The bellicose noise floated up the steep concrete steps leading to Wembley Central, more than three hours before Arsenal and Manchester City kicked off.
“We’ve got, Guar-di-ola,” the name cut into a tripartite, lengthened, savoured in the sunny moments before the tension in the belly, the dreamy hours when anything remains possible for the football supporter.
Almost a season into his career in English football, City’s urbane, brilliant Spanish manager seems almost more cultish than when he arrived in the summer of 2016. To those who follow him, he can seem infallible. Detractors, or the excommunicated, will point to no Champions League in three seasons at Bayern Munich; to a Premier League season that has City slogging, still, for a place in next season’s Champions League rather than the title.

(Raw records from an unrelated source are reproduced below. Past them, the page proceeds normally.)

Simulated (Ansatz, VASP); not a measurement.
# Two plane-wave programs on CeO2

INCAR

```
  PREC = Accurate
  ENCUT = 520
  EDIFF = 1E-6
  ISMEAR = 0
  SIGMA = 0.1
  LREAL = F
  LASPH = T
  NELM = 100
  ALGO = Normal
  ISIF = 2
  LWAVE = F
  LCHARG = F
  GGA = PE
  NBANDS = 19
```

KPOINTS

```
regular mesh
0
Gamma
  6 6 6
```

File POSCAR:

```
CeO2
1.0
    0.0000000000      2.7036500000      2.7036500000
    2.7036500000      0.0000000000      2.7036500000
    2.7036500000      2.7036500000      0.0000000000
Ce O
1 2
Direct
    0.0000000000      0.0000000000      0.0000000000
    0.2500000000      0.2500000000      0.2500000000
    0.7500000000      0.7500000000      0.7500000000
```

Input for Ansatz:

“I came here to prove myself, if not I would have stayed at Barcelona or Bayern Munich maybe,” Guardiola said in the week leading up to the FA Cup semifinal. If there is something Sisyphean about all elite sportspeople then it seems especially true of Guardiola, had myth’s most famous boulder-roller got his rock to the top and then decided to start again for the hell of it.
“The struggle itself is enough to fill a man’s heart,” Albert Camus wrote in The Myth of Sisyphus, imagining the toiler not as tortured but content to sweat when faced by life’s absurdity.
By keeping on pushing, Sisyphus “revolts,” according to Camus, accepting his fate but refusing to give in to it. Death is coming, but there is nobility in the struggle to get there.
To Guardiola’s counterpart on Sunday at Wembley. Arsene Wenger has stumbled this season, worse than ever in his 21 years in north London that can be roughly divided into two parts. The first, three league titles won, an “invincible” side built and a Champions League final lost. The second, a move to an expensive new stadium, a shift in focus to smaller, technically-exquisite players.
Champions League qualification, every season. Exiting at the last-16 stage, every season. Two FA Cups, in 2014 and 2015.
Wenger has struggled but absurdity is not a currency that football owners will tolerate indefinitely. Arsenal looks likely to miss out on the Champions League next season, a difficult situation for a club that must keep paying for its Emirates Stadium until 2031. Its north London rival, Tottenham Hotspur, will almost certainly finish ahead of it. Still it looks likely that Wenger will stay, to try and finish off a job that seems to have no logical endpoint.
Absurdity and revolt. Wenger, the man who introduced so many new ideas to English football, has changed the shape of his side in recent weeks. Against City, as against Middlesbrough in the Premier League last Monday, he began with five defenders, three center backs and two “wing-backs” designed to stretch City’s midfield. It’s not novel, exactly, but it suggests a desire to keep on moving the boulder.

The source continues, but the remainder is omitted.